Death by ICBM was a near constant threat to both sides during the Cold War. America's answer: a long-range, phased-array early warning system designed to find, identify, and track these sea-launched ballistic missile threats. It worked so well, the Air Force still uses it.
The United States Air Force Rome Air Development Center (RADC), with the help of Raytheon, began designing the system in 1975 and by 1980, the PAVE PAWS (in reference to PAVE, the Air Force program name, and Phased Array Warning System), came online at both Otis AFB in Massachusetts and Beale AFB in California. Two more PAVE PAWS systems were later installed in Robins AFB, Georgia, and Eldorado AFB, Texas, but they were decomissioned in 1995 at the end of the Cold War. The Robins AFB system was moved to Clear AFB, Alaska, and restarted in 2001 to provide full coverage defense to the whole of the western US. And combined with the BMEWS system, all but a small fraction of the South West is protected from attack.

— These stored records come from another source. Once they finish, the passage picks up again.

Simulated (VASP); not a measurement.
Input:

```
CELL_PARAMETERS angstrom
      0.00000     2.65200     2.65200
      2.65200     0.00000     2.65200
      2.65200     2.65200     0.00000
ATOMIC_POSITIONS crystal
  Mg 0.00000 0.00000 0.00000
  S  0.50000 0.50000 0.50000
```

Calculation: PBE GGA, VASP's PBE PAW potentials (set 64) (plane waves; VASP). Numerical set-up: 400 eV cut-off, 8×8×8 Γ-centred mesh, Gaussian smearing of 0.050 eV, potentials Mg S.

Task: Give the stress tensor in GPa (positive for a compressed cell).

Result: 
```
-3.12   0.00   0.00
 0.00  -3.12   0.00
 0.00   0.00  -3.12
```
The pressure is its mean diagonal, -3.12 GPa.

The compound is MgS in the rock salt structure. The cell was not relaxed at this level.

The PAVE PAWS radar has two primary objectives. First, watch for, spot, ID, track, and determine the attack characteristics of incoming ICBM and SLBM threats. Once the system spots a missile, it continuously tracks the threat until eliminated, even if the warhead separates from its booster rocket. Secondly—and even more important now that the Cold War has ended—PAVE PAWS tracks satellites in support of the USSPACECOM Space Surveillance Network. All of the information that the system generates, as well as the supplemental data from the BMEWS system, flows into NORAD at Peterson Air Force Base and U.S. Strategic Command's Missile Correlation and Space Control Centers at Cheyenne Mountain Air Station, Colorado.
Each radar installation is a 72.5-foot wide array comprised of 1,792 solid state 325W transponder modules. Unlike mechanical radar sites, which have to physically move a dish around, the PAWS array shifts its focus by modifying the phase timing of the electromagnetic pulses each produces. A pair of arrays are seated in five story tall, three-sided buildings. Each array wall is 102 feet wide and tilted back 20 degrees so as to allow the beam to elevate between 3 and 85 degrees over the horizon. Together the arrays can create a narrow-but-precise 2.2 degree wide beam capable of tracking a 10 square meter object with a practical limit of 3,000 nautical miles and a 240-degree area of coverage.
To spot objects, the PAVE PAWS first erects a surveillance fence (which requires 11 percent of its processing power) wherein it continuously scans the entirety of its coverage range, spending just ten micro seconds on any given point. If it does spot an inbound, the radar will allocate another 7 percent of its resources to actively tracking the object in addition to continuing to monitor the rest of the sky for a maximum resource usage of 18 percent. This allows the system to track fleets of inbound ICBMs while discerning the make, model, and destination of each—automatically. In fact, the only human input required is that of monitoring the system and signing off on the final validity warning.
The system is very effective, so much so that Taiwan has been clamoring for one of its own for nearly two decades. However, after a $1.4 billion dollar outlay, Raytheon did recently build one for the tiny island nation. Taiwan plans to employ the system as an early warning device in case China decides to lob a small part of its massive ballistic missile stores in that general direction. Many security analysts have also speculated that the US is being allowed access to the satellite monitoring data that the new installation generates as tribute for proliferating the technology.
"I would expect the U.S. would have made a deal that the U.S. gets satellite surveillance from the Taiwan radar," former CIA weapons analyst Allen Thomson told Wired. "Most of time it's sitting there watching satellites, and that's about it. The U.S. could certainly could use that information."
The system could also easily track any potential North Korean nuke launch 1050 nautical miles to the North East.